Discover more from Just the Facts with Gerald Posner
Closing the case on Britain's Notorious Moors Murders?
Have Manchester police found the remains of a 12-year-old boy missing for 58 years? It might be the final chapter in a case about which I once considered writing a book.
British police may have found the remains of Keith Bennet, a 12-year-old victim — missing since 1964 — of the infamous British child killers, Ian Brady and Myra Hindley. They were called the Moors Murders after two of their young victims were discovered in shallow graves in the Saddleworth Moor, a wild area of high land. It is where police located a skull that might belong to Bennett. [UPDATE October 7, 2022: Police announced that they ended their search after failing to find any human remains]

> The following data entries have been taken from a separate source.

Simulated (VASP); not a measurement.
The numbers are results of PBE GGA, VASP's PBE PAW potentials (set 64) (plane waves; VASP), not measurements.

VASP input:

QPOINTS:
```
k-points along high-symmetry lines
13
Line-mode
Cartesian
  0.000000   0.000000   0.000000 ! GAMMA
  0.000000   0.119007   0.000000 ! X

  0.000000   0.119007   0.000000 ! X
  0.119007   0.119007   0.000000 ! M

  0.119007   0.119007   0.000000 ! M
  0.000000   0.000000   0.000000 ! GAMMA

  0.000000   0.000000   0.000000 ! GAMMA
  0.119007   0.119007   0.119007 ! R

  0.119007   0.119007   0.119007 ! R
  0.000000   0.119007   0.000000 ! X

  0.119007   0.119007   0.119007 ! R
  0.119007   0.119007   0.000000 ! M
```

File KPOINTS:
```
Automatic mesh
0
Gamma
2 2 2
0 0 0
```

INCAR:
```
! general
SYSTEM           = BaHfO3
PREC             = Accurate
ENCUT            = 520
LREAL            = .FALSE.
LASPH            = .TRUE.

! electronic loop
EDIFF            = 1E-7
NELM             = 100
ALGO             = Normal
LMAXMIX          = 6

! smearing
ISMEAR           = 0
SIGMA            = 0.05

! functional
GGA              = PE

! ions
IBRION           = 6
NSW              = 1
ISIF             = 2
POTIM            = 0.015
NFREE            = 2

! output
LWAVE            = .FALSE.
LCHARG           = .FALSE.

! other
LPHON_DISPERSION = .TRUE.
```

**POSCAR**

My wife, author Trisha Posner, had introduced me to the story of the Moors Murders. Trisha grew up in London and was only 15 when the trial fixated the country in 1966. Trisha, and many of her fellow Brits, were infuriated when Brady and Hindley refused to disclose where they had buried all their victims. Over the years, reporters and amateur sleuths raised the possibility that there were more murders that the police had failed to link to the couple. Trisha and I spent several months researching the case in 1990 and 1991. We quickly discovered there were plenty of unanswered questions and possible leads. All prior investigations had failed to uncover conclusive evidence linking Brady and Hindley to other unsolved murders. The key to a book was getting breakthrough cooperation from at least one of the murderers. It was Myra Hindley I chose to go after.
The British tabloids called Myra Hindley “the most evil woman in Britain.” Hindley was only 19 when she met 23-year-old Ian Brady in 1961. He was obsessed with Nazis and sadistic sex. In Hindley, he found a partner eager to enter his dark world. Initially, their compulsions were satisfied by selling on the black market a series of obscene S&M photos that Brady had taken of Hindley. They soon, however, lusted for more violent thrills. In 1963, they kidnapped their first victim, 16-year-old Pauline Reade. She was walking home after a school dance. Brady raped her before slashing her throat (her body was not found until 1987).
Reade's murder kicked off a two-year killing spree that terrorized the greater Manchester area. Four months later, Brady and Hindley abducted John Kilbride, a 12-year-old. Brady sexually assaulted the child before strangling him.
The next victim was 12-year-old, Keith Bennett. Hindley convinced the child to get into her van. Brady suffocated the youngster after raping him.
It was not long before they kidnapped 10-year-old Ann Downey. This time they photographed some of the torture and rape that preceded her strangling.
What led to their capture was the couple's brutal hatchet murder of Edward Evans, a 17-year-old apprentice engineer. Hindley's brother-in-law watched the murder; the duo hoped to recruit him. Instead, revolted by what he witnessed, he turned to the police the following day.
During the 14-day trial in 1966, prosecutors presented evidence of three murders since the police had not found all the bodies. Brady and Hindley took the witness stand in their own defense and denied everything in dissembling and often contradictory accounts. A judge gave them life imprisonment after a jury found them guilty (the UK had abolished the death penalty while the couple had been awaiting their trial).
Hindley gave a 17-hour confession in 1987. While she admitted her role in five murders, she also stuck to a carefully crafted script that portrayed her as the helpless assistant to the Svengali-like Brady. Hindley, who claimed she found God in prison, had by that time garnered prominent public supporters, like the 7th Earl of Longford, to crusade for her release.
It was Lord Longford to whom Trisha and I reached out in 1991 when we wanted to get an interview with Hindley. A precondition was that Hindley was willing to talk about where in the Moors the couple might have buried Keith Bennet. Lord Longford initially assured us that Hindley was willing to have a “frank discussion.” After many discussions and before there was a firm date, however, Hindley changed her mind. No longer, Lord Longford informed us, would she be a victim of "mob justice."
I knew that without full cooperation from Hindley, it was impossible to make a breakthrough on a case that had stumped police and some of the best British investigative reporters. Trisha and I put away our Moors Murder case files.
In subsequent years, I sometimes tried again to get Hindley to talk. She never changed her mind. Both serial killers died in prison, Hindley in 2002 and Brady in 2017.
It would have been a good note to end the sordid story of the Moors Murders if the police had found the remains of the duo’s last missing victim. That would have provided a small measure of closure for Keith Bennett’s long-suffering relatives. Now, with the latest news that it was another false lead, the final chapter is still to be written.